Slow, Steady-State Transport with "Loading" and Bulk Reactions: the Mixed Ionic Conductor La$_2$CuO$_{4+\delta}$

TL;DR

This paper analyzes slow, steady-state ionic and electronic transport in La$_2$CuO$_{4+\\delta}$, incorporating surface fluxes, bulk reactions, and resulting voltage profiles, revealing a diffusion-reaction mode that may explain voltage turbulence phenomena.

Contribution

It introduces a comprehensive model for steady-state transport in La$_2$CuO$_{4+\\delta}$, including surface fluxes and bulk reactions, and identifies a diffusion-reaction mode affecting voltage behavior.

Findings

Identification of a quadratic voltage profile in steady-state transport.

Discovery of a diffusion-reaction mode that does not carry current or load the system.

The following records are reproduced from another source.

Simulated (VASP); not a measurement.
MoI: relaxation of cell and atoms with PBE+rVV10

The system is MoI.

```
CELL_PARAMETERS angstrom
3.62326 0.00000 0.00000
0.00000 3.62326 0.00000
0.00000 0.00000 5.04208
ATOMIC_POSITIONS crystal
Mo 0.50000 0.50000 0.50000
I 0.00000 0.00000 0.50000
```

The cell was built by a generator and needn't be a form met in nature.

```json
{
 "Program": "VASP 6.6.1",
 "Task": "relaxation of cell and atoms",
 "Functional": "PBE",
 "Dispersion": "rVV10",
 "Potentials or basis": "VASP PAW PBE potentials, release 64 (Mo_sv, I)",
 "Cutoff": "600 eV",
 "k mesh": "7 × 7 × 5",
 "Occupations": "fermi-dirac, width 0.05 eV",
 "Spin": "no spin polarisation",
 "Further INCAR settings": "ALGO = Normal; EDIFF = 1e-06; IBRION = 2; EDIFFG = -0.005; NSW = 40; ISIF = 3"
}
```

Explanation of voltage turbulence phenomena near electrodes in mixed ionic conductors.

Abstract

We consider slow, steady transport for the normal state of the superconductor La$_2$CuO$_{4+\delta}$ in a one-dimensional geometry, with surface fluxes sufficiently general to permit oxygen to be driven into the sample (``loaded'') either by electrochemical means or by high oxygen partial pressure. We include the bulk reaction O$\to$O$^{2-}+2h$, where neutral atoms ($a$) go into ions ($i$) and holes ($h$). For slow, steady transport, the transport equations simplify because the bulk reaction rate density $r$ and the bulk loading rates $\partial_t n$ then are uniform in space and time. All three fluxes $j$ must be specified at each surface, which for a uniform current density $J$ corresponds to five independent fluxes. These fluxes generate two types of static modes at each surface and a bulk response with a voltage profile that varies quadratically in space, characterized by $J$ and the total oxygen flux $j_O$ (neutral plus ion) at each surface. One type of surface mode is associated with electrical screening; the other type is associated both with diffusion and drift, and with chemical reaction (the {\it diffusion-reaction mode}). The diffusion-reaction mode is accompanied by changes in the chemical potentials $\mu$, and by reactions and fluxes, but it neither carries current (J=0) nor loads the system chemically ($j_O=0$). Generation of the diffusion-reaction mode may explain the phenomenon of ``turbulence in the voltage'' often observed near the electrodes of other mixed ionic electronic conductors (MIECs).